UW System Radware Cloud DoS: Service Information
UW System Radware Cloud DoS: Service Information
General
Cloud DoS scrubbing providers use a combination of hardware and software in an attempt to mitigate negative effects of a DoS attack. Networks use BGP to signal subnets through a third party provider to initiate diversion and mitigation. In this document, when to signal for protection will be called "detection".
As of 2025/03/20, the 20,000 foot view of how this service works from a procedure perspective is:
- UW System Network routing team has homegrown detection software that runs in real time. This software consumes IPFIX [netflow] data in 10s increments. Detection software is configured for bits, packets or estimated flows per second at the CIDR level in a 10s window. Detection is not able to flawlessly differentiate between a service that is impaired vs an unusually large yet non service affecting amount of traffic.

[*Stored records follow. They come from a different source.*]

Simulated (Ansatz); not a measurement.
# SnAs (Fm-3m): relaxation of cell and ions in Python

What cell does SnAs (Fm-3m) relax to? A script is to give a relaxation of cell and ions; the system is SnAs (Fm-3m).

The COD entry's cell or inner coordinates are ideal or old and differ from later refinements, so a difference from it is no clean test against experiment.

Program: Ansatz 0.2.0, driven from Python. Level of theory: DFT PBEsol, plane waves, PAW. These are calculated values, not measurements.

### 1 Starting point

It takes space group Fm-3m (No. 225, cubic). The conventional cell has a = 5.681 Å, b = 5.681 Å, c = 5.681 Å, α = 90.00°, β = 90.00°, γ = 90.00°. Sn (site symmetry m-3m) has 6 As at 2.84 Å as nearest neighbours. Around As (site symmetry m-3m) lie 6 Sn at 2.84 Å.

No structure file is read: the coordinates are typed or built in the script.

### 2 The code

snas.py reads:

- No one is tasked to monitor for DoS attacks 24x7 or in real time. We envision the technical need for scrubbing to be activated one of three ways
- If an attack is large enough that the UW System Network itself is impaired, UW System Network routing team may activate cloud scrubbing without first contacting the affected campus. We would of course aim to communicate status.
- UW System Network routing team happens to notice a possible DoS event. We would seek to make contact with a campus for confirmation of impact and discuss mitigation options as there may be non cloud mitigation options available. We already do this today.
- Like situation 2, but the campus initiates contact with UW System Network
Details below.
UW System Network implementation specifics: updated 2025/03/20
- UW System has contracted with Radware via Internet2 for cloud mitigation.
- Automation between detection and mitigation is not currently planned. Here are a few reasons for this approach
- Once intent to scrub has been signaled to the provider, it can take up to five minutes to activate. However, most DoS attacks have a length shorter than five minutes, frequently two minutes or less. We never know the length of a DoS attack until it has ended, but automatic diversion for most DoS attacks would result in a larger outage than if we took no action at all. This is because both enabling and disabling cloud scrubbing can be service affecting. These limitations are at the global [earth] BGP level as route best paths add/remove and is not due to design issues inside UW System Network.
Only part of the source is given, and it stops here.